8. The situation, as I have observed at the beginning of the Judgment, as far as the present case is concerned is a little more complicated and curious than the facts that had arisen in the various Decisions referred to by me. Whereas, the Division Bench of this Court has undoubtedly taken a particular view with regard to the status of the respondent-Company, it is equally true that at a slightly later point of time the Full Bench of this very High Court which is a Higher Forum than the Division Bench had occasion to take a slightly different view in its approach. That apart, the Supreme Court which is the Apex Judicial Authority in the Country has laid down various principles that are equally relevant for determining this issue. The only difficulty in the way of a learned Single Judge on whom the lot of these Decisions are binding is that if he were to proceed to try and resolve the controversy, he would be offending the principle of Judicial discipline because that would fly in the face of the principle that would oblige him to unquestioningly accept the view of the Appeal Court and would in other words be tantamount to questioning the binding Decision of the Division Bench which he is not permitted to do. In these circumstances, therefore, the respondents' learned Counsel is right in his submission that it would be improper for this Court to make a Reference to the Division Bench howsoever pressing the circumstances are.

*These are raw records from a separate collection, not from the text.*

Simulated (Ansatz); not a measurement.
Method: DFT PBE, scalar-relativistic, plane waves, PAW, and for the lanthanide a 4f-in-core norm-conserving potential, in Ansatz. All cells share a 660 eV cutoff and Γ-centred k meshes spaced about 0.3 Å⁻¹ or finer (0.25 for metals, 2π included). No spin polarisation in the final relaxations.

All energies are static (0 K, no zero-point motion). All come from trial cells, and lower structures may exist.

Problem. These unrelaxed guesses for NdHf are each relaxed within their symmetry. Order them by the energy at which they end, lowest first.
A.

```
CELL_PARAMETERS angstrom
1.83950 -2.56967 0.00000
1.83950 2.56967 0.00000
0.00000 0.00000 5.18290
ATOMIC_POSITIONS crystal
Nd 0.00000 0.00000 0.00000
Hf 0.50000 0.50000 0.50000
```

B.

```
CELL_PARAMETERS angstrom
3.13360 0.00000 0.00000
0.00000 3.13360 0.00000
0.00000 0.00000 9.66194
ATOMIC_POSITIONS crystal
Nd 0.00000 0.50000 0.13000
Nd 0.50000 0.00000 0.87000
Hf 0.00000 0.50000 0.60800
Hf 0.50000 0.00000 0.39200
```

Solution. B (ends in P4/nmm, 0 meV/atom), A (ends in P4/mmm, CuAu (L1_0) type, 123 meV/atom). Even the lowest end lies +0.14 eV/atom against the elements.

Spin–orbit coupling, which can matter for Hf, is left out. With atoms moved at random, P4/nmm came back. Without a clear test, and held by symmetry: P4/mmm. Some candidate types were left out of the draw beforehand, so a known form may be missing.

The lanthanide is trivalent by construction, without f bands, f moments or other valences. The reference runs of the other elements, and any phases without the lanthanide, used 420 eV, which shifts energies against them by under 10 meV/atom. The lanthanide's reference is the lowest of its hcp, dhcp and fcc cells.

9. The second limb of the arguments canvassed by the petitioners' learned Advocate is with regard to the wording of Article 226 of the Constitution. He places much stress on the use of the word 'person' in Article 226 and he contends that there are numerous instances where the Higher Judicial Forums have reached out to strike down injustice and have not been fettered by any technicalities in bringing to book a person against whom corrective action is necessary in the exercise of Writ Jurisdiction. In this regard, he relied on a series of Decisions which have been listed by me below :
1. : [1965]57ITR349(SC) Dwarkanath v. Income Tax Officer, Spl. Circle 'D' Ward, Kanpur and Anr., 2. : (1976)ILLJ274SC Rohtas Industries Ltd. and Anr. v. Rohtas Industries Staff Union and Ors., 3. : (1989)IILLJ324SC Shri Anadi Mukta Sadguru v. V.R. Rudani and Ors., 4, : (1980)ILLJ137SC Gujarat Steel Tubes Ltd. v. Gujarat Steel Tubes Mazadoor Sabha and Ors., 5. 1984(1) Lab I.C. 245 (Madras) Babian & Others, 6. : (1986)IILLJ171SC Central Inland Water Transport Corporation v. Brojonath Ganguby, 7. 1982(2) LLJ 454 (SC) Peoples Union of Democratic Rights and Ors. v. Union of India and Ors., 8. : (1991)ILLJ395SC Delhi Transport Corporation v. DTC Mazdoor Congress and Ors., 9. 1993 (2) LLJ 696 (SC) D.K. Yadav v. JMA Industries Ltd., 10. : (1967)ILLJ391SC R. Jeevaratnam v. State of Madras, 11. 1984(2) ILR 858 (DB) Munichowdappa v. State of Karnataka.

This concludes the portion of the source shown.